Two approaches to print all permutations - returning versus passing through the "result" list

Question

I have noticed many of the backtracking problems have two ways of solving.

One is to return "whatever's the required list", vs passing-through the "result" of every call and appending to it. What is the downside of returning?(Is it less memory/time efficient) ? Example: To print all possible permutations, what makes this solution inefficient vs the second one? Sorry if this isn't the right forum to ask this, I couldn't find a better place.

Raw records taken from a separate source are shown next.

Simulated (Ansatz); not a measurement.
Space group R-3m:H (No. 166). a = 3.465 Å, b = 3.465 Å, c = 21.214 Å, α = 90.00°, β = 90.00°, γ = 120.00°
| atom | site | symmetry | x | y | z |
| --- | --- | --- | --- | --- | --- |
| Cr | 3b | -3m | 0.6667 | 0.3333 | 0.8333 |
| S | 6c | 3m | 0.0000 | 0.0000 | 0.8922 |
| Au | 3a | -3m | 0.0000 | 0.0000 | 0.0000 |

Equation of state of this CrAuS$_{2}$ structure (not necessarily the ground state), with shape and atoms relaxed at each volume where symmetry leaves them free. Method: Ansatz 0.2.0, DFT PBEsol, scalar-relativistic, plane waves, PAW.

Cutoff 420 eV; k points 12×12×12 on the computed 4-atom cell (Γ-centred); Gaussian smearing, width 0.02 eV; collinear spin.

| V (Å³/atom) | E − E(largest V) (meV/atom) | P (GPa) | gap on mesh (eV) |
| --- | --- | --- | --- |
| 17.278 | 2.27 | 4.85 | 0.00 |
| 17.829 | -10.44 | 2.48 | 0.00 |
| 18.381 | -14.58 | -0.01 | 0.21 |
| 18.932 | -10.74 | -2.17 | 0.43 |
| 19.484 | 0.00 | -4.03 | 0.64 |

public List<List<Integer>> perm(int[] nums){
    List<List<Integer>> result = new ArrayList<List<Integer>>();
    if(nums.length == 0){
        result.add(new ArrayList<Integer>());
        return result;        
    }
    for(int i= 0;i<nums.length;i++){
        int first = nums[i];
        int[] remnums = new int[nums.length-1];
        int j = 0;
        for(int cur : nums){
            if(cur != first){
                remnums[j] = cur;j++;
            }
        }
        List<List<Integer>> tmp = perm(remnums);

        for(List<Integer> t : tmp){
            t.add(0,first);

        }
        result.addAll(tmp);
    }
    return result;
}

2nd approach ---

  public List<List<Integer>> permute(int[] nums) {
   List<List<Integer>> list = new ArrayList<>();
   // Arrays.sort(nums); // not necessary
   backtrack(list, new ArrayList<>(), nums);
   return list;
}

private void backtrack(List<List<Integer>> list, List<Integer> tempList, int [] nums){
   if(tempList.size() == nums.length){
      list.add(new ArrayList<>(tempList));
   } else{
      for(int i = 0; i < nums.length; i++){ 
         if(tempList.contains(nums[i])) continue; // element already exists, skip
         tempList.add(nums[i]);
         backtrack(list, tempList, nums);
         tempList.remove(tempList.size() - 1);
      }
   }
} 

Answer 1

I think it’s best to start any discussion of these implementations by talking about the memory usage involved. The number of permutations of an n-element sequence is n!, and since each one has length n, the amount of space required to simply store all the results is going to be O(n · n!), which is a pretty spectacular amount of memory. With n = 14, you’re in territory where you’re risking your result list being so large that Java arrays’ 32-bit indices aren’t big enough to hold your result.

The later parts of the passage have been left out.